Google stock split helps Page, Brin maintain grip
SAN FRANCISCO (Reuters) - Google Inc announced a stock split designed to preserve the control of co-founders Larry Page and Sergey Brin over the world's No. 1 Web search engine, asking investors to trust their long-term vision.
The surprise decision, which its board unanimously approved, came as the company exceeded Wall Street's profit expectations but revealed a worrying 12 percent drop in search advertising rates - the second consecutive quarterly decline.
Shares of Google, which finished Thursday's regular session at $651.01, rose to $653 in after-hours trading.
The announcement came just as Page completed a year in the chief executive's seat for the second time, during which he spearheaded the $12.5 billion acquisition of Motorola Mobility and launched a social network to take on Facebook.
"This stock split dividend, a dividend of a non-voting shares, is really just so the company can maintain control," BGC analyst Colin Gillis said.
"Plus, you have another quarter with a disturbing drop in click prices. OK, paid clicks are up but people are paying less for them. We had smartphones before the December quarter. If we want to blame it all on smartphones, that's a little disconcerting.
Google said its board of directors has approved a 2-for-1 stock split. Investors will get a dividend of one share of the new, non-voting "Class C" stock for each existing Google share.
The new shares, to be listed on Nasdaq under a separate ticker, will be available for corporate uses such as equity-based compensation for employees, in which case they would not dilute the share base.
"When we went public, we created a dual-class voting structure," Page said in a letter explaining the moves. "Our goal was to maintain the freedom to focus on the long term by ensuring that the management team, in particular Eric, Sergey and I, retained control over Google's destiny," the letter said.
"We are creating a corporate structure that is designed for stability over long time horizons. By investing in Google, you are placing an unusual long term bet on the team, especially Sergey and me, and on our innovative approach," Page said.

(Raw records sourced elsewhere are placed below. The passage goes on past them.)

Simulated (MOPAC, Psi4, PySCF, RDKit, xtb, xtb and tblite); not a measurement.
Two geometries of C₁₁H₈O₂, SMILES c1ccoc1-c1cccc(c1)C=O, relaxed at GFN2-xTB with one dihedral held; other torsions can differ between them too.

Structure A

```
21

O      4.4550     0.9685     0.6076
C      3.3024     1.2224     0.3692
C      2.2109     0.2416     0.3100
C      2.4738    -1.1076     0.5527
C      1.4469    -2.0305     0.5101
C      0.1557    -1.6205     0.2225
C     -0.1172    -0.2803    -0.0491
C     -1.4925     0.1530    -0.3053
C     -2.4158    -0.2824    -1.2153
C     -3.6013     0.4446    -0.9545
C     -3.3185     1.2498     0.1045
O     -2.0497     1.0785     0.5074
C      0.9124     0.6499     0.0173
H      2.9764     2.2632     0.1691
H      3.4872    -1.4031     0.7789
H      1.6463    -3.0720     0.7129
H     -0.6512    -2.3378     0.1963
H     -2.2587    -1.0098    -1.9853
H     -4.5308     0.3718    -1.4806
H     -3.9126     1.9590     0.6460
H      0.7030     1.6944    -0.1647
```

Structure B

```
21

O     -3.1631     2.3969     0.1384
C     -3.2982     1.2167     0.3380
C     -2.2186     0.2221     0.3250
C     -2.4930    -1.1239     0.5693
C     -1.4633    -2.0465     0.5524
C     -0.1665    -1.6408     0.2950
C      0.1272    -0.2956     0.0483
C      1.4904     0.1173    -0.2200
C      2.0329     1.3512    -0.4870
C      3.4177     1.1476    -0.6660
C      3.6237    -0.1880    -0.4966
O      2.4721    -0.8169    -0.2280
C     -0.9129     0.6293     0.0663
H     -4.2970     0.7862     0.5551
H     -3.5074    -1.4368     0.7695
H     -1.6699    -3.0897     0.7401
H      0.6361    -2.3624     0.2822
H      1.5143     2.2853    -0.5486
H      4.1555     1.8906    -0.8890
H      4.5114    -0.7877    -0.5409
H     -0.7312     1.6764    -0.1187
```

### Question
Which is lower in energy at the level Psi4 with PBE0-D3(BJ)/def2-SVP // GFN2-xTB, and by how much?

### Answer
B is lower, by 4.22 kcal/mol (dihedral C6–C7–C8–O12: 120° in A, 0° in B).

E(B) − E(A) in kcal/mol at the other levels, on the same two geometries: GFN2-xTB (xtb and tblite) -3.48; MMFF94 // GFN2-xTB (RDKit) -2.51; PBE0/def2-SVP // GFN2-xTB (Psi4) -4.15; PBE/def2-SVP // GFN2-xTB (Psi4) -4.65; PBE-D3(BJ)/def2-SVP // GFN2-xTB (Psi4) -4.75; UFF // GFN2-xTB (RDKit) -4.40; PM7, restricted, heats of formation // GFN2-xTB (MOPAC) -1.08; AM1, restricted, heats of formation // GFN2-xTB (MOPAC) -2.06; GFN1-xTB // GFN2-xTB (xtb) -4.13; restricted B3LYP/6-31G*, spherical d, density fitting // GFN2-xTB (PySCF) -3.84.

Google remains one of the last few major technology corporations to resist calls to pay a cash dividend. Last month, Apple Inc gave in to investor pressure to pay a dividend as the company's cash pile grew to almost $100 billion.
Google's earnings of $10.08 per share, excluding certain items, surpassed the $9.65 that analysts had predicted - another source of relief after the previous quarter's earnings miss.
Net revenue, excluding fees paid to partner websites, totaled $8.14 billion in the three months ended March 31, compared with $6.54 billion in the year-ago period and analysts' average estimate of $8.15 billion according to Thomson Reuters I/B/E/S.
Net income was $2.89 billion, or $8.75 per share, compared with $1.80 billion, or $5.51 a share, in the year-ago period when Google took a $500 million charge to settle a government probe into its advertising practices.